Monday 21 November 2016

A political theatre company featuring former Coronation Street actor Julie Hesmondhalgh gave Salford University performance students an understanding of how to bring events from the news onto the stage.

Take Back Theatre, set up by Julie along with visual artist Grant Archer and writer Rebekah Harrison, held a workshop with final year students on the Performance programmes.

The theatre collective, which has performed in venues such as Manchester’s Royal Exchange Theatre, aims to explore social issues with scripts written in direct response to topical events such as Brexit, as well as issues such as immigration and benefits cuts.

Their Take Back America event held at the Manchester Comedy Store on January 23 – just after Donald Trump’s inauguration – will feature a series of pieces about his Presidential election victory.  

The group held a series of workshop sessions in which they encouraged theatre students to think of ideas for theatrical investigations responding to recent political events, as well as holding a question and answer session.
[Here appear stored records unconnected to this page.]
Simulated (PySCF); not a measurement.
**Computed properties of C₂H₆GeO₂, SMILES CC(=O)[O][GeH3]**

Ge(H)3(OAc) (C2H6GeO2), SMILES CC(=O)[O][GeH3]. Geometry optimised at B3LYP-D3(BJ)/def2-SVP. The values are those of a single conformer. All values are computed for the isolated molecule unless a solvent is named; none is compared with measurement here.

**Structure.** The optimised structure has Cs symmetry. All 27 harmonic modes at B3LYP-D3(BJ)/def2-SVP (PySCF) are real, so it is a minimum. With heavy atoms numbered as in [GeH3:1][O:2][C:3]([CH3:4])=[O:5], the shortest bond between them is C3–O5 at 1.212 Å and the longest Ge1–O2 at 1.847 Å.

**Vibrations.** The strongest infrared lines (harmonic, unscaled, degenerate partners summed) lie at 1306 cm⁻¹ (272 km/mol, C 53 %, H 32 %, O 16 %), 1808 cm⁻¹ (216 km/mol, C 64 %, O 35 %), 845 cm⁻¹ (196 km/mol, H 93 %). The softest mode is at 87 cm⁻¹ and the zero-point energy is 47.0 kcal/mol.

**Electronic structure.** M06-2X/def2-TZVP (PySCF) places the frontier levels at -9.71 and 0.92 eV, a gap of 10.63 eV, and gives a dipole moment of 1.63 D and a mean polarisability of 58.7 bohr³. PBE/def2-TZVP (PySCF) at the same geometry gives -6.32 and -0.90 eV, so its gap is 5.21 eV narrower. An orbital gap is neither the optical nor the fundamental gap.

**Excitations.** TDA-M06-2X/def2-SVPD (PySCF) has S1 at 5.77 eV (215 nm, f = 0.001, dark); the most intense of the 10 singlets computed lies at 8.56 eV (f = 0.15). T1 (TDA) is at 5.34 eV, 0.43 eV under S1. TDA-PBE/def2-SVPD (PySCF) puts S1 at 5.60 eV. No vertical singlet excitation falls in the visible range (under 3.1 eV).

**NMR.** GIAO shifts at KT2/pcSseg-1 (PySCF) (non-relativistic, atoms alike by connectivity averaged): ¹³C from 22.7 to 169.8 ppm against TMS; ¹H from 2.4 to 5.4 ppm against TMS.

The visit took place in one of the studio spaces at the University’s £55m New Adelphi Arts Centre – which opened in September as the new home of the School of Arts and Media and also houses a 350 seat theatre with dynamic seating, professional quality TV studios and a series of high-spec performance studios.

The event was part of the Visiting Professionals Series, during which students from the programme benefit from hearing from professional actors, writers and theatre companies, and which last month featured a visit from Salford born Robert Powell, best known for playing the title role in Jesus of Nazareth.

Julie, who has starred in Margaret Edson's play WIT at The Royal Exchange and TV dramas such as Happy Valley and Cucumber as well as playing Hayley Cropper on the ITV soap, said: “Salford now is bobby dazzler – the studio space, the facilities and the people that come in.

“A lot of the performers we work with at Take Back – very well-established Manchester actors doing lots of work on TV – are Salford graduates. They’re very good, solid actors.”

Rebekah Harrison from the group added: “There’s an amazing theatre community here in Manchester and what’s nice about Salford University is that the students get a glimpse of that and find ways in, so when they leave they can pursue that as much as they want.

“For me it was really exciting to see that the students are already very politically engaged and involved in making this kind of work – we had a short discussion with them and I was quite jealous of the ideas they were coming out with!”

Niki Woods from the University of Salford’s School of Arts and Media, said: “The event was about reminding our students that they have a political voice and that theatre can challenge complex issues by telling simple stories. Take Back Theatre encouraged the students to consider the relationship between current social and political events and theatre as a platform for inviting meaningful conversation.

“The visit was a wonderful opportunity for our final year students to talk to Julie, Becx and Grant about making passionate, important work, and it inspired them to think more about how their own final projects can move audiences to think differently.”